Evaluate $\int \frac{11xe^{2x}}{(1+2x)^2}dx$ Evaluate $\int \frac{11xe^{2x}}{(1+2x)^2}dx$
Can somebody check my solution? Thanks!!
Let $u=11xe^{2x}$
then $\frac{du}{dx} = \frac{d}{dx}(11xe^{2x})$
$=11(e^{2x}+2xe^{2x})$
and so $du=11e^{2x}(2x+1)dx$
Now, let $dv=\frac{1}{(2x+1)^2}dx$
Then $\int dv = \int \frac{1}{(2x+1)^2}dx$
To evaluate this, let $r=2x+1$ and so $dr = 2dx$
Then we have $\int dv = \int \frac{1}{r^2}\frac{dr}{2} = \frac{-1}{2r}=\frac{-1}{2(2x+1)}$
So $v=\frac{-1}{2(2x+1)}$
Wow... So that was already a lot of work to find $du$ and $v$ once we chose $u$ and $dv$... Integration by parts totally sucks!!
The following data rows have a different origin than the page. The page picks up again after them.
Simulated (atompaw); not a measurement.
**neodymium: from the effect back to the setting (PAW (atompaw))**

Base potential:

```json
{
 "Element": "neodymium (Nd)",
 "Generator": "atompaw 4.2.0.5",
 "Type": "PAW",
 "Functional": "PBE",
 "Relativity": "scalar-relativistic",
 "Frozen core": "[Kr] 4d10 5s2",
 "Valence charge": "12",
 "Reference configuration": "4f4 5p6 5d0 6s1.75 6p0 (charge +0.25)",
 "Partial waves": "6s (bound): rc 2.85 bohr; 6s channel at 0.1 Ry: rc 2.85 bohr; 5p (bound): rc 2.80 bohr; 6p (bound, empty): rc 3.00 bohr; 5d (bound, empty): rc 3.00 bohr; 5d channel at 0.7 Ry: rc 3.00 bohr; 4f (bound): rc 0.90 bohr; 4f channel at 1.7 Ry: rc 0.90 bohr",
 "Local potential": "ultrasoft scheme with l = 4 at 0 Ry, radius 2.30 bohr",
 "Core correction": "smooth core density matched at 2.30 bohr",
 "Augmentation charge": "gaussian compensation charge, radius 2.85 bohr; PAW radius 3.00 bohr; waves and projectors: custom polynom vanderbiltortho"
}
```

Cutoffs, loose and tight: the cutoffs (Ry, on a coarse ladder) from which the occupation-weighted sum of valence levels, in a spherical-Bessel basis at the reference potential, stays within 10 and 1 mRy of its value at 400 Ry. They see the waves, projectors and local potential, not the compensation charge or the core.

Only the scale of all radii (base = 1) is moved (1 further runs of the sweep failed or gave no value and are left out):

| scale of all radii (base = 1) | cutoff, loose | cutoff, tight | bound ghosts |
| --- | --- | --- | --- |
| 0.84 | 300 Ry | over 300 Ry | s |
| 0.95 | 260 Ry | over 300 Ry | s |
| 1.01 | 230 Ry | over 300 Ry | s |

Anyway, we are now ready to use our VOODOO formula!!
$\int \frac{11xe^{2x}}{(1+2x)^2}dx = \int udv = uv - \int vdu$
$=(11xe^{2x})(\frac{-1}{2(2x+1)}) - \int \frac{-1}{2(2x+1)}(11e^{2x}(2x+1))dx$
Now, there is a $2x+1$ in the denominator and the numerator so the cancel. We also pull the coefficient $\frac{-11}{2}$ outside of the integral, which we can do.
$=\frac{-11xe^{2x}}{2(2x+1)} + \frac{11}{2}\int e^{2x}dx$
$=\frac{-11xe^{2x}}{2(2x+1)} + \frac{11}{2} \frac{e^{2x}}{2}+C$
$=\frac{-11xe^{2x}}{2(2x+1)} + \frac{11}{4} e^{2x}+C$
 A: When you have a short time to compute antiderivatives looking like
$$I=\int \frac {e^{k x}\,P_n(x)} {[Q_m(x)]^r} \,dx$$ think that a possible solution could be of the form
$$\frac {e^{k x}\,R_p(x)} {[Q_m(x)]^{r-1}}$$ where $P,Q,R$ are polynomials of different degrees.
Differentiate both sides to get
$$\frac {e^{k x}} {[Q_m(x)]^r}\,P_n(x)=\frac {e^{k x}} {[Q_m(x)]^r}\left(Q_m(x) \left(k R_p(x)+R_p'(x)\right)+(1-r) R_p(x) Q_m'(x) \right)$$ Comparing the degrees, we then have
$$n=m+p+p(m-1)\implies p=\frac n m-1$$ So, in $n$ is a muliple of $m$, big hope !
Tring for your case $n=1$, $m-1$, then $p=0$ that is to say that $R_p(x)$ is just a constant  $R_p(x)=a$. Ralacing all numbers, we then have
$$11x=(2x+1) (2 a+0)+(1-2)a 2=4a x\implies a=\frac {11}4$$
$$\int \frac{11xe^{2x}}{(1+2x)^2}dx=\frac {11 e^{2x}}{4(1+2x)}$$
As you can notice, I did not use any integration step to get the final result.
A: Your answer is correct, but it can be further simplified:
$$\frac{-11xe^{2x}}{2(2x+1)} + \frac{11}{4}e^{2x}$$
$$=\frac{11}{4}e^{2x} \left(\frac{-2x}{2x+1} + 1 \right) =\frac{11}{4}e^{2x} \left(\frac{-2x-1}{2x+1} + \frac{1}{2x+1} + 1 \right)$$
$$=\frac{11}{4}e^{2x} \cdot \frac{1}{2x+1} = \frac{11e^{2x}}{4(2x+1)}$$
which is the same as the answer in Venkat Amith's comment.